Scotland sets SQA replacement, new Chief Inspector
If you teach or study in Scotland, the rules behind exams and inspections are being refreshed. On 28 January 2026, the Scottish Government signed regulations that put the Education (Scotland) Act 2025 into practice by switching references from the Scottish Qualifications Authority to Qualifications Scotland and by confirming a new top inspector role. We’ve translated the legal text so you can see what changes and what stays steady.
First, a quick guide to what this instrument is. It’s called the Education (Scotland) Act 2025 (Consequential Provisions) Regulations 2026. “Consequential” means it updates other laws so they match the 2025 Act. A draft was laid before and approved by the Scottish Parliament, and the regulations were signed by Jenny Gilruth for the Scottish Government at St Andrew’s House on 28 January 2026, as recorded on legislation.gov.uk.
When do these updates start? Most of the regulations take effect on the same day that section 1 of the 2025 Act fully starts, because section 1 legally creates Qualifications Scotland. A smaller set of provisions begins when section 33 of the Act fully starts, because that section creates the office of His Majesty’s Chief Inspector of Education in Scotland. In short, there are two “switch-on” moments tied to those sections coming into force.
Qualifications Scotland replaces the SQA as the national awarding body under the 2025 Act. These regulations make that swap clear wherever older laws still name the SQA. For example, duties around making qualifications available through Gaelic and producing related materials-previously placed on the SQA-are now placed on Qualifications Scotland under the Education (Scotland) Act 2016 provisions updated here. This is a legal handover, not a sudden change to your course content.
The inspectorate is also being modernised. Instead of referring to “HM inspectors” appointed under older law, the updated wording points to His Majesty’s Chief Inspector of Education in Scotland. That matters for who must be consulted and who gives formal advice to ministers. Think of it as clarifying who signs off professional judgments at national level so schools and colleges know exactly which office to work with.
Gaelic education gets specific attention. Where the 2016 Act-via the Scottish Languages Act 2025-required consultation with HM inspectors on Gaelic education standards, viability assessments for all-Gaelic schools, and ministerial directions to set up such schools, the regulations now require consultation with the Chief Inspector’s office. This keeps the same safeguards but attaches them to the new inspectorate so decision-making is consistent.
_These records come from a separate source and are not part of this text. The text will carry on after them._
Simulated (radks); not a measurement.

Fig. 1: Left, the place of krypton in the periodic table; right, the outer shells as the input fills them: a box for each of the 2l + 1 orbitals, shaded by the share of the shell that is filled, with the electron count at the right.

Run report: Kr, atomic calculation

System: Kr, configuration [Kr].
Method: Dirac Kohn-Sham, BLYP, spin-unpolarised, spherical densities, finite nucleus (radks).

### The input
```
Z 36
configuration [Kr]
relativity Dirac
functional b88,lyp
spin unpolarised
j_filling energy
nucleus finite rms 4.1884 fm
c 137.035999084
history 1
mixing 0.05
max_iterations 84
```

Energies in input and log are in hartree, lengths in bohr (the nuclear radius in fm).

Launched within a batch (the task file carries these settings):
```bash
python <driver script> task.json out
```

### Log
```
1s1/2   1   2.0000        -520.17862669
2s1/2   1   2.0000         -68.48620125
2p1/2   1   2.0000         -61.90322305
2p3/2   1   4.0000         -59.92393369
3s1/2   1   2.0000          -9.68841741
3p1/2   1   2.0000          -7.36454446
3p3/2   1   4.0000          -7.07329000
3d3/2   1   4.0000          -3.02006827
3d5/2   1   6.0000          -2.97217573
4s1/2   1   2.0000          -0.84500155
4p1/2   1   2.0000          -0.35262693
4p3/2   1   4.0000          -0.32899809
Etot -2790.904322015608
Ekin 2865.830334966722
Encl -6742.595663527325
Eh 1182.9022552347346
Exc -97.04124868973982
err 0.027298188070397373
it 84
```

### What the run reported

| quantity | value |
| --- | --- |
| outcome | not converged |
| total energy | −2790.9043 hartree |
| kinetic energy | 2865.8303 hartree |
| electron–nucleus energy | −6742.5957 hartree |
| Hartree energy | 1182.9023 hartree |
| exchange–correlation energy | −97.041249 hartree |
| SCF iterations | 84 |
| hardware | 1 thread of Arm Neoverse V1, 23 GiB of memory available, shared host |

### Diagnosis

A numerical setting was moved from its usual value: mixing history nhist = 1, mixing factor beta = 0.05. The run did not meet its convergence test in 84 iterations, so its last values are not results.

There’s a linked update to the Gaelic Language (Scotland) Act 2005. When education authorities prepare Gaelic language plans, the duty to consult now points to the Chief Inspector’s office rather than the old inspectorate wording. For Gaelic-medium leaders, that means the same checks and advice, but routed through the new post so accountability is clear.
Money follows structure, and the Budget (Scotland) Act 2025 is amended to reflect that. The funding purposes now include the office of the Chief Inspector, grant in aid for Qualifications Scotland, and an explicit line for Qualifications Scotland accreditation alongside the existing SQA accreditation reference. This is about resourcing the transition so awarding and quality assurance continue without interruption.
What this means in your classroom or campus is mostly about who you deal with, not what you teach tomorrow. Schools and colleges will continue timetabled learning as normal, but guidance, quality conversations and any formal consultations-especially around Gaelic-medium provision-will reference the Chief Inspector’s office. For assessments and qualifications, the name on future documentation will move towards Qualifications Scotland once the relevant sections commence.
For learners and parents, your current certificates remain part of your record and the curriculum you are following does not change overnight because a regulation is signed. These rules move responsibilities between public bodies so that the law matches the reform Parliament has already approved. You should, however, expect updated logos, refreshed guidance notes, and clearer lines of contact over the coming months.
If you like to track policy carefully, watch for the formal commencement dates of section 1 and section 33 of the 2025 Act-those are the triggers that make these changes live. Until then, this instrument shows you the direction of travel and the practical plumbing behind it. Reading the primary sources-Scottish Parliament approvals and the text on legislation.gov.uk-helps us all check claims against the actual law.